On Monday, July 11, 2011 17:20:31 Rich Felker wrote:
> On Mon, Jul 11, 2011 at 11:19:01AM -0400, Mike Frysinger wrote:
> > > in addition to that, the braces only get expanded if the usage warrants
> > > it. so if the braces are quoted, or dont follow the simple syntax, the
> > > braces get passed through like any other char.
> > > 
> > > $ echo {0..10
> > > {0..10
> > > $ echo '{0..10}'
> > > {0..10}
> > > 
> > > i doubt many scripts will hit this
> 
> Irrelevant. Some will. and you break them. Bash does not break them
> because brace expansion is off-by-default in non-interactive shells.

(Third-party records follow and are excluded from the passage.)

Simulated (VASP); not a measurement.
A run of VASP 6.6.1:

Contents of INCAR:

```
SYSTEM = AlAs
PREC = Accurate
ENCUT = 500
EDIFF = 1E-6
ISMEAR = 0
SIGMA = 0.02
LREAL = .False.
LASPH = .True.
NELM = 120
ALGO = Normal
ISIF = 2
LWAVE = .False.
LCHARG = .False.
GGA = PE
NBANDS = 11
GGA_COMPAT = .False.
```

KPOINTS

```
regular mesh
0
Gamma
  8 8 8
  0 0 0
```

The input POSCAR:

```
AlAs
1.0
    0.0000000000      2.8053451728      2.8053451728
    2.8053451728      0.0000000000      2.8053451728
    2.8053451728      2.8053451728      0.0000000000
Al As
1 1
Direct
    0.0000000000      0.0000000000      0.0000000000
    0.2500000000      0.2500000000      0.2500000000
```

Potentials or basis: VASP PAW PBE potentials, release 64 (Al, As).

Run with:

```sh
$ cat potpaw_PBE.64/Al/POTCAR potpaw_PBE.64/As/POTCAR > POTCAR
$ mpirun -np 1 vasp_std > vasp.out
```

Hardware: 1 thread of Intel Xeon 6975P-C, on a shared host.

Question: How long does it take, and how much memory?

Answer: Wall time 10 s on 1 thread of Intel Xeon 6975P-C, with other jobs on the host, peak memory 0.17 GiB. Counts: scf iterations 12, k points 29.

sorry, but that's incorrect.  bash does brace expansion by default.  only `set 
+B` turns it off.  the man page says this, as does simple testing.

$ readlink /bin/sh
bash
$ sh -c 'echo {a,b}'
a b
$ printf '#!/bin/sh\necho {a,b}' > test.sh
$ sh ./test.sh
a b
$ chmod a+rx test.sh
$ ./test.sh
a b

> > also worth noting that the brace is already a semi-reserved character
> > in POSIX itself.  you get semi-subshells and functions with it.  so
> > concern about it being reserved is kind of a red herring.
> 
> Completely different context, also irrelevant. POSIX specifies that
> "echo {a,b}" prints the string "{a,b}" not "a b".

my point is that the breakage is minor and the real world impact is 
insignificant at best.  and, again, if *you* dont want this behavior, then 
*dont enable it in your busybox config*.